The United States has not had a perfect past. From slavery to the Trail of Tears and Japanese internment camps, there have been errors in our history that we can’t erase. In naming streets, cities and states, our history is reflected back on us – both the best and worst of it. But there are aspects of history that celebrate our wrongdoings rather than criticize them, and that includes GW’s mascot.
The name Colonials is an example of celebrating the colonization of Native Americans and slave ownership. As GW comes to terms with its past and enters a new presidential era with University President Thomas LeBlanc, who has placed a focus on improving inclusion on campus, it’s time to change the Colonial to the unofficial mascot – the Hippo.

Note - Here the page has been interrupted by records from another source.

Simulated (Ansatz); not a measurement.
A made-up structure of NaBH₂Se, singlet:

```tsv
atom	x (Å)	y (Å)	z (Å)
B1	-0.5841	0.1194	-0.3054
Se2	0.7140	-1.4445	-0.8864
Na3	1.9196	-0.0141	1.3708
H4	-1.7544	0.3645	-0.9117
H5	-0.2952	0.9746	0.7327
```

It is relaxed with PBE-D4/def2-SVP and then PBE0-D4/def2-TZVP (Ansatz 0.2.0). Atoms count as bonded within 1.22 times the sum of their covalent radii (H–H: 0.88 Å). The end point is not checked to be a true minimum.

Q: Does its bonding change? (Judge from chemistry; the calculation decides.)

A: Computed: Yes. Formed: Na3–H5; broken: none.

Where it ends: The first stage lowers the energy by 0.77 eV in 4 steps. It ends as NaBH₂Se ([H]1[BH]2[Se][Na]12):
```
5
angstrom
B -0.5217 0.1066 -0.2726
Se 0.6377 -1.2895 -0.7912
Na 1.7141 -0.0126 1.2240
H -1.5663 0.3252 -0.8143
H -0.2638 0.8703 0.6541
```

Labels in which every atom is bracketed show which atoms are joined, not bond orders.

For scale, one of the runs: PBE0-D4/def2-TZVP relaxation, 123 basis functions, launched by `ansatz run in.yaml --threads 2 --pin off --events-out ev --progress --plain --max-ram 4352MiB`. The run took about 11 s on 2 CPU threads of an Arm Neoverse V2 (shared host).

With the Colonial as our mascot, we are implicitly supporting colonization, not just in sports games, but in any school event where the mascot appears. Some students might not realize it, but colonials come from a racist part of America’s history. Colonialism in the U.S. and across the globe has a long history of cultural oppression and violence toward native people. By using that mascot, we ignore the historical tragedies that colonialism started. LeBlanc said earlier this year that the spread of a racist snapchat “has clearly signaled that racial tension at the University needs to be confronted.” In order to move forward, we can’t have a mascot that represents the genocide of Native Americans and the violence that slaves faced.
Students and staff can argue that cheering for the Colonials, or being in the Colonial Army – the name of our fan squad – isn’t the same thing as cheering for colonization. But for international students – who made up 10.8 percent of the student body in 2016 and may face colonization in their own countries – this isn’t a fan squad, but rather, a reality they face back home.
The lack of property rights on Native American reservations or the disproportionate amount of police brutality against black and brown people shows the inappropriateness of our mascot. The Hippo, GW’s unofficial mascot that stems from former University President Stephen Joel Trachtenberg’s gift to the Class of 2001, is not related to negative connotations and only serves as a fun and adorable symbol. We would also be unique as a school, as there is no other university with a hippo as a mascot and only one high school with it in the U.S.
Changing the Colonial to the Hippo doesn’t mean we have to ignore our roots. The University should keep its name and students can still be proud of being named after the first president. If we publicly recognize the grievances that George Washington committed, like slave ownership and anti-Native American policies, by condemning racism and slavery, we can and should still be connected to George Washington as we separate ourselves from colonials.
When individuals go to events such as the Chinese New Year Parade or the South Asian Heritage Celebration and see our mascot, the disparities in the experiences of white American students and students of color are highlighted. Students of color can especially see the hypocrisy in a Colonial celebrating cultures that survived oppression or were drastically changed due to colonialism. But at Hippo Day, the first celebration of the Hippo in February, the Hippo provided a sense of unity and raised students’ spirits. Hayley Margolis even ran a Student Association Senate campaign this spring that included changing the Colonial to the Hippo.
Changing the mascot to the Hippo wouldn’t be the first mascot change for the University. In 1926, GW changed from the Hatchetites to the Colonials, and the sports opening celebration was called Colonial Invasion until it was changed to Colonial Madness in 2015. This change was due to the negative connotations that Colonial Invasion has of genocide and imperialism. Now it’s time for the mascot to change to stop the trivialization of oppression.
GW would be joining a long list of colleges, like Dartmouth and Stanford universities, both previously the Indians, which changed to be more inclusive. Binghamton University was also dubbed the “Colonials,” but changed to the “Bearcats” in 1999 in order to have a mascot that was “powerful and dignified,” as Binghamton became part of NCAA Division I.
GW has faced issues about its past before. The issue of recognizing grievances can also be seen in the names of buildings, like the Marvin Center and the Confederate statues in campuses around the U.S, like at the University of North Carolina at Chapel Hill. In September, the SA launched an informal task force to examine the names of GW’s buildings. Former University President Cloyd Heck Marvin was a strong supporter of segregation and suppressor of academic freedom, and students have long called for the student center to be renamed. In the same way, changing the mascot to be more welcoming is another way GW can move toward a more inclusive future.
The University is moving on to a new era of acceptance. GW will begin mandatory diversity trainings for students and staff and update the Student Code of Conduct next fall, but there is more they can to do be more inclusive. Changing our mascot is an important step the University can take to create an atmosphere that values the comfort of its students over tradition.
Alejandra Velazquez, a freshman majoring in political science, is a Hatchet columnist.